You are viewing a plain text version of this content. The canonical link for it is here.
Posted to commits@kudu.apache.org by gr...@apache.org on 2019/07/03 01:06:57 UTC

[kudu] 02/02: [docs] Add admin docs for backup and restore

This is an automated email from the ASF dual-hosted git repository.

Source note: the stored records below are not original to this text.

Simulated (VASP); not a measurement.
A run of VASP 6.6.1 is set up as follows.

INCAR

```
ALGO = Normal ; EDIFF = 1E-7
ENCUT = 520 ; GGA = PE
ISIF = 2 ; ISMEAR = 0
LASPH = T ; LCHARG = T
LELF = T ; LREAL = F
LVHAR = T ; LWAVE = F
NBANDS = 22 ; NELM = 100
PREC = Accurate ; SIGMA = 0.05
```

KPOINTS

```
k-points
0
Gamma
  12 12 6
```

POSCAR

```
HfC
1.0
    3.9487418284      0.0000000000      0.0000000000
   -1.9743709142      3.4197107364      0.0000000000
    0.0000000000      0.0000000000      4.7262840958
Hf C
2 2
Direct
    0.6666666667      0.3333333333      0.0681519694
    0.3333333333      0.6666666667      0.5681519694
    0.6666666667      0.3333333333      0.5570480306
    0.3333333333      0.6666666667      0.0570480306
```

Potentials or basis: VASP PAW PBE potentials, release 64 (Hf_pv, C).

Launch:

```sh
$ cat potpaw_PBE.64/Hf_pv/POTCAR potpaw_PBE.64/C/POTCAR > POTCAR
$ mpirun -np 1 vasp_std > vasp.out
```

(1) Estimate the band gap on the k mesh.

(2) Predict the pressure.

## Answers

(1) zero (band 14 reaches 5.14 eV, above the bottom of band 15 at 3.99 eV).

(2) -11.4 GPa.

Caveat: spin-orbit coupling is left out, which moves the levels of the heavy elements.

granthenke pushed a commit to branch master
in repository https://gitbox.apache.org/repos/asf/kudu.git

commit aaea17b0ffbc27f76cdf337818a7178d334902da
Author: Grant Henke <gr...@apache.org>
AuthorDate: Mon Jul 1 21:41:14 2019 -0500

    [docs] Add admin docs for backup and restore
    
    This patch adds the basic documentation for using the
     `KuduBackup` and `KuduRestore` Spark jobs.
    
    Additionally it relocates the pysical backup section to
    be colocated with the new backup documention.
    
    Change-Id: I75f92d3f10fd5d970099e933d8de2d7662e03398
    Reviewed-on: http://gerrit.cloudera.org:8080/13780
    Reviewed-by: Andrew Wong <aw...@cloudera.com>
    Tested-by: Grant Henke <gr...@apache.org>
---
 docs/administration.adoc | 220 ++++++++++++++++++++++++++++++++++++++++-------
 1 file changed, 191 insertions(+), 29 deletions(-)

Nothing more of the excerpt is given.